Judge Simon Bernstein, the eldest of 10 children, was born in Hartford on January 1, 1913. He graduated from Hartford Public High School at age 15, received a B.A. from Trinity College in 1933 and his L.L.B. in 1936 from Harvard Law School. After passing the bar, Bernstein practiced law, along with stints as a municipal judge in Bloomfield, until his appointment to the Connecticut Circuit Court in 1970.
One of few young men on the boards of Jewish organizations in the 1940’s, Bernstein served as Secretary of the Hartford chapter of ZOA (Zionist Organization of America) from 1940 – 1950. He was a Hartford Alderman in the mid-1940’s as Connecticut politics became more progressive under the influence of Franklin Roosevelt. He declined his party’s offer to run for the United States Congress in 1948, paving the way for Abraham Ribicoff.
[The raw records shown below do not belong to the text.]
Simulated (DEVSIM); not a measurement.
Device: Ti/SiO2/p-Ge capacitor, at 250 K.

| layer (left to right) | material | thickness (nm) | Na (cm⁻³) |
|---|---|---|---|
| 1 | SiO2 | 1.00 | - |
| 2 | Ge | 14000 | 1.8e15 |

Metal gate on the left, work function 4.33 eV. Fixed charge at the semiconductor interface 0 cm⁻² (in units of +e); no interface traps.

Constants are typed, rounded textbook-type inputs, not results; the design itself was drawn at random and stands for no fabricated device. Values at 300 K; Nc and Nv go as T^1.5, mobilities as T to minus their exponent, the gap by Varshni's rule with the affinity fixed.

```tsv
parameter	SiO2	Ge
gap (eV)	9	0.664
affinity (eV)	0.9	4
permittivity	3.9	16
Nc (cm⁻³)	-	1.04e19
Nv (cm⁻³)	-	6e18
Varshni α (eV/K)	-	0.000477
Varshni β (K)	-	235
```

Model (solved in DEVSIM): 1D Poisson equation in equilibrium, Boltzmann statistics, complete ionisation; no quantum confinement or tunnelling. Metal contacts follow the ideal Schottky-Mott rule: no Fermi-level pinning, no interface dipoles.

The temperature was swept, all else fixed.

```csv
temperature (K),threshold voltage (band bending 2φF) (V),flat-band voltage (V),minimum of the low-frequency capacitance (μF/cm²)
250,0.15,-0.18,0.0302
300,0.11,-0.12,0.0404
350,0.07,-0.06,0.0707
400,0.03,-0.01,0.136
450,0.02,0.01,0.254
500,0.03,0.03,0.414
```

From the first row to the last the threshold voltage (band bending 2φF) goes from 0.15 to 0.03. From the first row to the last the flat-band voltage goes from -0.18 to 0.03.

In a successful career in law, politics and the judiciary, Bernstein’s most significant achievement was Article 8, Section 1 of the Connecticut Constitution ensuring free public education. Connecticut had a history of free public education, but this was not enshrined in the state constitution until Bernstein, inspired by the United States Supreme Court’s landmark Brown v. Board of Education decision, proposed an amendment at the 1965 Connecticut Constitutional Convention. Democratic leader John Bailey rebuffed Bernstein’s attempts multiple times and only relented when the municipal judge threatened to hold a public press conference on the State House steps. As it was, Bernstein wrote the amendment in an hour to bring it to a vote before the Convention ended. It passed and is the basis for several rulings of the Connecticut Supreme Court, including the Sheff v. O’Neill decision. Listen to an oral history interview from 1971 where he recounts this history.
Judge Bernstein died on May 27, 2013 at age 100.